Football food to me means appetizers, finger foods, and dips. Me love me a good dip! My favorites are taco dip, artichoke and spinach dip, and buffalo chicken dip. Yum yum yum! The thing with dip is it’s easy to overeat and more often than not they are filled with tons of dairy and fat! For me that equals bloating. I know…TMI… but seriously in my ripe old age of 40 I really need to be careful with dairy. #Iam40problems.
Because of my old age dairy issues I like to have nondairy options, especially when I know I’m going to be eating a few servings. I also like to have meatless options because not everyone (including me) wants to gorge on chicken wing dip for hours.
Enter hummus. Hummus is da bomb! It is a dip that can take on any flavor you decide to throw into the food processor.
For this Spicy Chipotle and Lime hummus recipe I was feeling smoky, spicy, and limey. Is limey a word? It is now. It means to be full of lime flavor. Ha!
This hummus recipe could not be any easier. If you have a somewhat stocked pantry, refrigerator, and freezer you just might have all these ingredients on hand. If not no worries they are all easy to find in the grocery store.
All you need are a couple cans of chickpeas, a clove of garlic, 2 or more chipotle peppers in adobe sauce, cilantro, lime juice, cumin, salt, pepper, and coconut milk. Coconut milk? Yup! Traditional hummus recipe call for oil and tahini paste to smooth things out. I decided to use Silk Unsweetened CoconutMilk instead to give the hummus a creamy texture while keeping calories under control. Win for everyone!
Blend all of the ingredients, minus the Silk Unsweetened Coconut Milk, together until everything is blended. Slowly add in the Silk Unsweetened Coconut Milk until you get the consistency you like. If you want it thicker add less coconut milk.

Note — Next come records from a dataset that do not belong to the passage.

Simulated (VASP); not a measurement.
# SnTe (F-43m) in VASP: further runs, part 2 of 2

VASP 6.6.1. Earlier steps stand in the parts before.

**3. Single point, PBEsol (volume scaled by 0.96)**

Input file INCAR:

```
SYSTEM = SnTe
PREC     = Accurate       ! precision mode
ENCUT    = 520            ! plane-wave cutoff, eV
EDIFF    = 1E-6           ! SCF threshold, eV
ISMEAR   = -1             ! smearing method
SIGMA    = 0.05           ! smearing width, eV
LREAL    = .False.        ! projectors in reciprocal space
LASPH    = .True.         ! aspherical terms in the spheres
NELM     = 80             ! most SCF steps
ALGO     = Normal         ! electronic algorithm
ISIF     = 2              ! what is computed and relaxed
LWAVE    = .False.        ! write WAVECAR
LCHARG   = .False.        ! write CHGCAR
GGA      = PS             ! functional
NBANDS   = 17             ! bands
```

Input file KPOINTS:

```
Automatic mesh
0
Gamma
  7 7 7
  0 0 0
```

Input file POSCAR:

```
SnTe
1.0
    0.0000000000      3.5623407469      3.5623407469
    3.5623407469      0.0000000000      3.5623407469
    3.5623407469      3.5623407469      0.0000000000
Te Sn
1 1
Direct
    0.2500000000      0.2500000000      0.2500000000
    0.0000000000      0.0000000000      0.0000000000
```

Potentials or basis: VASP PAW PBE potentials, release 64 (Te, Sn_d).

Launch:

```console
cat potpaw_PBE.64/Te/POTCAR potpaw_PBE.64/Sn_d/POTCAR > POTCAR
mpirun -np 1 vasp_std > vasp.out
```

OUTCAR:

The great thing about this recipe is you can make it as spicy as you like. I used 2 chipotle peppers (seeds removed)and 2 teaspoons of the adobe sauce. However if you want it spicier then add more. Actually, you can change up all the flavors to meet your tastes. If you want a more prounced garlic flavor throw in another clove. Do you love cilantro? Great, add more. Do you hate it? Leave it out. Hummus is all about blending and tasting until you get the flavor you want. The recipe I am giving you is the perfect amount of spice, lime, and cilantro. I loved it!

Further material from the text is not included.